Pakistan’s national language is Urdu. The other major reagional languages

are Punjabi,Pashto,Sindhi,Balochi,Siraiki,Kashmiri,Brahui,Balti,khowar and Burushaski. Although the national language is Urdu yet the spread of English as international language has enforced English as second language. In Pakistan, the demand of learning English and the consequent opening of thousands of ‘English medium schools’ indicates a change in the needs of people to adopt English as a second official language. Only about 8% of Pakistanis speak it as their first language, it is spoken and understood as a second language by almost all Pakistanis. Its introduction as the lingua franca was encouraged by the British upon the capitulation and annexation of Sindh (1843) and Punjab (1849) with the subsequent ban on the use of Persian. The decision to make the language change was to institute a universal language throughout the then British Raj in South Asia as well as minimize the influence of Persia, the Ottoman Empire, Afghanistan and Central Asia on this transitional region. Urdu is a relatively new language in the contemporary sense but has undergone considerable modifications and development borrowing heavily on the traditions of older languages like Persian, Arabic, Turkish etc.

- ETHNICITY :

The major ethnic groups of Pakistan in numerical size include: Punjabis, Pashtuns, Sindhis, Saraikis, Muhajirs, Balochis,Hindkowans, Chitralis, Gujarati and other smaller groups. Smaller ethnic groups, such as Kashmiris, Hindkowans, Kalash, Burusho,Brahui, Khowar, Shina, Balti and Turwalis are mainly found in the northern parts of the country.Pakistan's census does not include the registered 1.7 million Afghan refugees from neighbouring Afghanistan .

Different ethnic groups have some stereotypes associated with them as beharis are intelligent, pathans are fair and brave, memons are miser etc. The negative stereotyping about a group often hurts and angers the person belonging to that group.

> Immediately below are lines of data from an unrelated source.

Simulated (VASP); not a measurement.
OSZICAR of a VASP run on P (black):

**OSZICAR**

Pakistan is a highly ethnocentric country with a lot of ethnic groups in the country. The ethnic groups within the country are divided on the basis of language, caste and religion .Ethnocentrism is deeply rooted in Pakistani society and its effects can be seen as all the provinces are formed such as to group people speaking one language together and those language speakers who haven’t got their seperate province they too are striving for it. Another such example is marriage. Due to ethnocentric beliefs people normally avoid marrying out of their sect or group. The drastic effects of ethnocentrism are evident by clashes between shia & sunnis, muhajirs & pathans etc.

- CLOTHING :

The national dress of Pakistan is shalwar kameez and is worn by majority of men and women all over the country. Although most of the people wear shalwar kameez yet each province has its own additions to it such as sindhi men prefer to wear a cloth called ajrak over their shirts and wear fancy designed caps (sindhi topi), pathans like to wear shawls and caps , Balochi women wear heavy embroided shalwar kameez and dupatta with the embroidery utilising Shisha work and Punjabis normally love to wear dhoti instead of shalwar. The recent years have brought quite a change in clothing with many people preferring to wear western style clothing. This slow change can be seen in women dressing with introduction of pajamas, pant pajamas, trousers in place of shalwars.

- FOOD :

Pakistani cuisine is a refined blend of various regional cooking traditions of South Asia. Pakistani cuisine is very similar to North Indian cuisine, but incorporates noticeable Central Asian, and Middle Eastern influences and is more meat-oriented.[2][3] The fusion Mughlai cuisine is the most popular cuisine found in most Pakistani restaurants.

Within Pakistan, cuisine varies greatly from region to region, reflecting the country's ethnic and cultural diversity. Food from the eastern provinces of Punjab and Sindh can be highly seasoned and spicy, which is characteristic of the flavors of the South Asian region. Food in other parts of Pakistan, particularly Balochistan, Azad Kashmir, Gilgit-Baltistan, Khyber Pakhtunkhwa, and the Federally Administered Tribal Areas also hold distinct tastes based on various regional influences. International cuisine and fast food are popular in the cities. Blending local and foreign recipes (fusion food), such as Pakistani Chinese cuisine, is common in large urban centres. Furthermore, as a result of lifestyle changes, readymade masala mixes (mixed and ready to use spices) are becoming increasingly popular. However, given the diversity of the people of Pakistan, cuisines generally differ from home to home and may be different from the mainstream Pakistani cuisine.

Food is a very important factor in Pakistani society and people judge many things on the basis of food for e.g. a social function is considered as well managed only if the food was good. Self reference criterion can be seen among people in case of food as most of the people believe that other groups would love their food (for eg Punjabis and muhajirs excpecting pathans and others to love their spicy foods).